The MARS system gives the app and game developer the power to build AR experiences that fully integrate with the real world. With the systems complimenting each other, it is possible to build AR apps that are context-aware and responsive to physical space, working in any location and with any kind of data imaginable. AR just got real!
Any developer will tell you that perhaps the most challenging aspect of constructing AR systems is overlaying the virtual data onto the real world in a seamless and believable way. In the past, to be able to do this, the developer had to build a complete code model, test it in the real world, tweak it, and repeat as many times as necessary until the model actually looked authentic. That made it a time-consuming and labour-intensive process, and required a lot of skill. That not only restricts who can do it but makes it an unappealing task too, and programming should never be either of those.

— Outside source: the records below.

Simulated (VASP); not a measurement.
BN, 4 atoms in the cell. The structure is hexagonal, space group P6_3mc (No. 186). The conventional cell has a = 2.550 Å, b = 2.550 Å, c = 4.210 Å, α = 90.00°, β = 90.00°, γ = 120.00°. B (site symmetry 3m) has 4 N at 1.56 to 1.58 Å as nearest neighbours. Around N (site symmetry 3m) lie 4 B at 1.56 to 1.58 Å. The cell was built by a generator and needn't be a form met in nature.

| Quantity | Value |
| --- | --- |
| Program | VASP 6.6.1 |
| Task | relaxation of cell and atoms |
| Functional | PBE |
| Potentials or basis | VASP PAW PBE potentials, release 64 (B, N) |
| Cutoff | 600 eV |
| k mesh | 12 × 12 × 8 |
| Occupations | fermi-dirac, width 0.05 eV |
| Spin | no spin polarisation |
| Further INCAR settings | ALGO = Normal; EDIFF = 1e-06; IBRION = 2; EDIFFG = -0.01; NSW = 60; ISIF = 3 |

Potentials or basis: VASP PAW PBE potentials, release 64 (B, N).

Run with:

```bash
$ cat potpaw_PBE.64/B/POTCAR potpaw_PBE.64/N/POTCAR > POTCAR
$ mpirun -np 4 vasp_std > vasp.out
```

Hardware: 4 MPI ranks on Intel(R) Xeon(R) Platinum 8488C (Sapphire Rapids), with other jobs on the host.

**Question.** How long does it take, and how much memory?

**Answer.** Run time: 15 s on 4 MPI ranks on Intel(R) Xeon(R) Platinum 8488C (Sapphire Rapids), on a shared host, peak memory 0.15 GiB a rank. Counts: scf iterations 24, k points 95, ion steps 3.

MARS works directly and in tandem with the Unity AR Foundation tool, so that they compliment each other. The MARS tool takes data from your input device – Android or Apple mobile device, HoloLens or Magic Leap head mounted display etc – and quickly converts it into a virtual panorama for the AR to be overlaid by the AR foundation tool. Think of MARS as the inputs for the XR element and the AR Foundation tool as the outputs for those same XR experiences.
MARS has a real-time editor called Simulation View that provides a WYSIWYG development interface allowing you to change where you place objects and how those objects interact with the real world. The MARS system is built on top of the AR Foundation layer, and it supports horizontal and vertical surface plane detection, so you can give your objects parameters, such as when to appear, what type, height, or size of surface to appear on and so forth. Then, if a user’s AR device detects planes or surfaces with matching characteristics like height, size, shape, location, then your objects will automatically appear for them. It’s a simple as that.
For instance, if a developer has built a faithful AR version of a Ford car engine, if the user points their device with the enabled software on at a corresponding Ford car’s bonnet, then the engine components – to whatever detail that have been created in the software – will appear overlaid on the bonnet. Create a realistic AR version of a PCB, and the correct components will appear when the device is pointed at the real PCB, making it essential for carrying out checks. But it’s not just shapes, and if you build a game or app based on a flat surface, point your device at any flat surface to have the game or app appear.
The AR Foundation tool is new in the Unity kit. And MARS is still in beta testing and has not been released to the general public yet, but when these two pieces are finally released as real products, then AR is going to get very interesting indeed.